Closer Look at the Hunter Hoodoo at Bryce Canyon National Park
Closer Look at the Hunter Hoodoo at Bryce Canyon National Park

Agua Canyon is my next stop at Bryce Canyon National Park. I noticed that the parking here is more plentiful. I hoping that it because the view is excellent. However, it could also be because there is just more space to build a parking lot here compared to previous places. As I make my way down the mountain, there would naturally be more land to go around building parking lots on. Despite the size of the parking lot here, there weren’t that many people here at all. I don’t think it would be because it isn’t worth coming here but it is most probably because there are just less people coming to visit just before winter.
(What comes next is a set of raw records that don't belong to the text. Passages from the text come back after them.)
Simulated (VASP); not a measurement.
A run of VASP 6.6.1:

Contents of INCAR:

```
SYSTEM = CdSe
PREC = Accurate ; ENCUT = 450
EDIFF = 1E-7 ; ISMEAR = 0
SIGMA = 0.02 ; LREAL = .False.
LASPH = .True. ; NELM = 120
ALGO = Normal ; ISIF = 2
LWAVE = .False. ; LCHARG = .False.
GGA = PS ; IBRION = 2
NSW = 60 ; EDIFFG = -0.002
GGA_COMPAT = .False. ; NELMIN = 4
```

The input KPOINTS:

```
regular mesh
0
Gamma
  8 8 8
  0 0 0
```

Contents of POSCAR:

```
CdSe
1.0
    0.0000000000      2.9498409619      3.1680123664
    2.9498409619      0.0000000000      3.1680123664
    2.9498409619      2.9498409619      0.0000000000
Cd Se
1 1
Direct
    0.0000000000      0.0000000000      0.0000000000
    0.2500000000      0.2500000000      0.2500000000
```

Hunter at the Bryce Canyon National Park
Hunter at the Bryce Canyon National Park

This viewpoint overlooks what is named Agua Canyon. What is most prominent here is the presence of a hoodoo which is named the Hunter. There is a smaller one here which is named the Rabbit. I don’t know why they were named as such since I don’t see the resemblance. The trouble with naming features exposed to the elements is that they can change over time. It might be true that they used to look like a hunter and a rabbit, but it sure doesn’t look like it now. It is also here that I got a better look at a hoodoo. I’m no geologist since all I can see it a sandstone pillar but there are geological processes which happened here to produce that. In the timescale of short lived humans, it almost looks like these features have been like that ever since.